The United States says it has reached a new agreement to provide up to $20 billion in reinsurance coverage to "restore confidence in maritime trade" amidst the Iran war in the hazardous Gulf region.
This comes only days after Iran essentially closed the Strait of Hormuz by threatening practically all ships attempting to travel through the small chokepoint between the Persian and Oman gulfs, through which approximately 20% of the world's oil and other critical supplies pass.
According to a release, the United States International Development Finance Corporation (DFC) and Treasury Secretary Scott Bessent announced on Friday an agreement agreed by President Donald Trump to deploy what they call "Maritime Reinsurance" in the Gulf region.The DFC says that the deal involves "war risk."
"I am grateful to President Trump and Secretary Bessent for their support and approval of DFC's plan to restore confidence in maritime trade and stabilize international markets," Ben Black, the chief executive of DFC, said in the statement.
"We are confident that our reinsurance plan will get oil, gasoline, LNG [liquefied natural gas], jet fuel, and fertilizer through the Strait of Hormuz and flowing again to the world."
Shortly after the crisis began, numerous insurance firms upped their policy prices for businesses due to the increased risk in the region. If rates become too high, those businesses may abandon their plans because they cannot pay the required insurance coverage.
Where insurance is between an insurer and an individual or business with a policy, reinsurance functions as a backer or guarantor for the insurance firms.
This means that by providing reinsurance to these insurance companies, they may be less likely to hike rates on their customers.
According to the statement, this deal will "help stabilize international commerce, and support American and allied businesses operating in the Middle East during the conflict with Iran."
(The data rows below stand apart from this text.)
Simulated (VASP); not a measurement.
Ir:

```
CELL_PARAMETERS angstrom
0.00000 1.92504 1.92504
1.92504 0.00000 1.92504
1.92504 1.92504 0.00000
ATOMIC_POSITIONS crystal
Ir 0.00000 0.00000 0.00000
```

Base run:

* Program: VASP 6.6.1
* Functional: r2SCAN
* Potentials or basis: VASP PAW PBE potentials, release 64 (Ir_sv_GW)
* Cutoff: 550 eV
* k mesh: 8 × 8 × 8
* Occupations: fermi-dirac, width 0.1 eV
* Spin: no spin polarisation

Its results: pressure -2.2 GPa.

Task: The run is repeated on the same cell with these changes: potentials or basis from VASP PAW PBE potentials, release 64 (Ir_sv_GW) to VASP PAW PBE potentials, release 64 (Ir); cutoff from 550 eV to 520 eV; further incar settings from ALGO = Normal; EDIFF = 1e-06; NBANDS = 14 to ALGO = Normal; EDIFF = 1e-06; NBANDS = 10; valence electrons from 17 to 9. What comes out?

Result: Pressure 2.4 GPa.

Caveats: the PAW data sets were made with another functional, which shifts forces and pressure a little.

Crude oil prices have soared since the Iran war began last Saturday, raising concerns that global oil supplies would run dry as the battle continues.
As of publishing, oil was trading at more than $90 per barrel, up from around $64 the previous week.increased oil prices frequently result in increased gas prices for consumers, and they can even cause inflation to rise when firms spend more to move goods and pass those costs on to customers.